Check if the IO is full.

| username: zhimadi | Original post link

46%-99%

| username: redgame | Original post link

The scaling down operation caused an uneven distribution of the load on other nodes, resulting in a performance decline.

| username: h5n1 | Original post link

  1. During the scaling down process, region transfers consume a significant amount of system resources.
  2. Leader switches can cause the region cache information to become outdated. Accessing the offline TiKV using outdated information leads to backoff retries. You can check the backoff-related time in the slow SQL logs.
| username: tidb菜鸟一只 | Original post link

It is recommended to scale up or down one node at a time, and wait for the regions to balance before proceeding to the next node. During business hours, you can set the store limit very low and extend the time period. Otherwise, region scheduling will consume a lot of I/O, and frequent leader switching will cause a large number of backoffs, affecting online business.

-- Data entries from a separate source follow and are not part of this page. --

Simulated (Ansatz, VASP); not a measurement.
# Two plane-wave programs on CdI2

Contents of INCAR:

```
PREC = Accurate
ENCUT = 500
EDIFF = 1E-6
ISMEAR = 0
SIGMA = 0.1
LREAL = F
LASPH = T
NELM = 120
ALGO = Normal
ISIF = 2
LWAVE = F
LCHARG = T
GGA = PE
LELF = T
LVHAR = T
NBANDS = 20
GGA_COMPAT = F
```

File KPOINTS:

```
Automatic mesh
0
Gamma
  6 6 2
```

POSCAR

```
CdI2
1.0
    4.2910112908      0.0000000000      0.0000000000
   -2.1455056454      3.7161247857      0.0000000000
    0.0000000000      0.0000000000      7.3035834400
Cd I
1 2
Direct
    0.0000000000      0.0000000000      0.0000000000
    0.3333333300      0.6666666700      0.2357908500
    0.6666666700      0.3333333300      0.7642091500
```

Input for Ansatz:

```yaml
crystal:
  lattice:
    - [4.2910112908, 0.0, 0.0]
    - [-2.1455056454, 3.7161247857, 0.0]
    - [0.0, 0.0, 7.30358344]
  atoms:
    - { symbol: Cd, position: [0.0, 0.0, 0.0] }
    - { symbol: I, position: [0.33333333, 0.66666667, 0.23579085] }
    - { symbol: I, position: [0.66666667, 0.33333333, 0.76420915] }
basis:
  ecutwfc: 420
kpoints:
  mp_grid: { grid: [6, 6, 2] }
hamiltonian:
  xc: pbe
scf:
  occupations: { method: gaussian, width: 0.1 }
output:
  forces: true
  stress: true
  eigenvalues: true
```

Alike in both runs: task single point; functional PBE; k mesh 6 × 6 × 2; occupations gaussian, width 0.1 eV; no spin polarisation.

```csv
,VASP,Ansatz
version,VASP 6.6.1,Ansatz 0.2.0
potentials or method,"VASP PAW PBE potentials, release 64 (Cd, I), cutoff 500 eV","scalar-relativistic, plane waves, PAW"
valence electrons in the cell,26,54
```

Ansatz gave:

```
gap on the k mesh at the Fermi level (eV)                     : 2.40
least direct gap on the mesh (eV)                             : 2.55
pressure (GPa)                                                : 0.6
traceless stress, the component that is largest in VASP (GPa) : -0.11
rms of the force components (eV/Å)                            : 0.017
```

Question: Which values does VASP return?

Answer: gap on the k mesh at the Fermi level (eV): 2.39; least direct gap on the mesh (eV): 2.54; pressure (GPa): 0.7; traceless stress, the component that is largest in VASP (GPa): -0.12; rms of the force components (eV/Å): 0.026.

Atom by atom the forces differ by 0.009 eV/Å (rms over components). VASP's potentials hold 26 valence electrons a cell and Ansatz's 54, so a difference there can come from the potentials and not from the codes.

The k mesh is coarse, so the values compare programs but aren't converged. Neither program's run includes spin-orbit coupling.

| username: zhanggame1 | Original post link

The suspected reason is that during the scale-down, the leader distribution was uneven, with too many leaders on tikv-01. This can be observed through the leader distribution in the PD monitoring on Grafana at that time.

You might consider enabling the follower read feature to alleviate the issue of leaders being concentrated on a single TiKV.

| username: Jellybean | Original post link

Expanding the cluster in a production environment is fine, but for scaling down, try to do it during off-peak periods or lower the number of scheduled regions and leaders. Otherwise, the phenomenon of cluster resources being squeezed, as described by the original poster, is likely to occur.

| username: wakaka | Original post link

IO utilization was previously between 50% and 80%. The large amount of IO caused by scaling down led to one node consistently being at 80% to 100%, resulting in a significant slowdown of many SQL queries and ultimately causing a severe issue.

| username: zhimadi | Original post link

However, it took more than 24 hours to scale down one TiKV, and there were no issues. The performance problems only appeared a day later.

| username: zhimadi | Original post link

Could it be related to the two TiKV nodes that were initially created with the cluster?

| username: zhimadi | Original post link

It was operated node by node. The performance issue only appeared more than 24 hours after the first TiKV scale-down.

| username: zhimadi | Original post link

It is under the condition that follower-read has already been enabled.

| username: zhimadi | Original post link

Is it manually executing the scheduler add evict-leader-scheduler adjustment?

| username: zhimadi | Original post link

Is there a solution?

| username: tidb菜鸟一只 | Original post link

You have the equivalent of 6 TiKV nodes. First, you upgraded the memory and CPU of 4 TiKV nodes by restarting them. After the restart was completed, you did not check whether the leaders were balanced, and then you took one of the two non-upgraded TiKV nodes offline. After 24 hours, performance issues began to appear.

So, you need to check the leader distribution at that time and whether there was any hotspot information.

| username: zhimadi | Original post link

Yes, the steps are like this. At that time, I didn’t check the leader. In this case, should I wait for a while before taking it offline? Or can I intervene manually? What command should I use?

| username: tidb菜鸟一只 | Original post link

After scaling out, you can first check the leader distribution monitoring page in Grafana. Generally, if all nodes have consistent resources, the number of leaders will also be roughly the same. In your case, where some configurations have been scaled out, there should be more leaders. You should then take offline the nodes with fewer leaders among the lower configuration nodes. Before taking them offline, you can use pdctl to execute scheduler add evict-leader-scheduler store_id to evict the leaders from the TiKV that you want to take offline.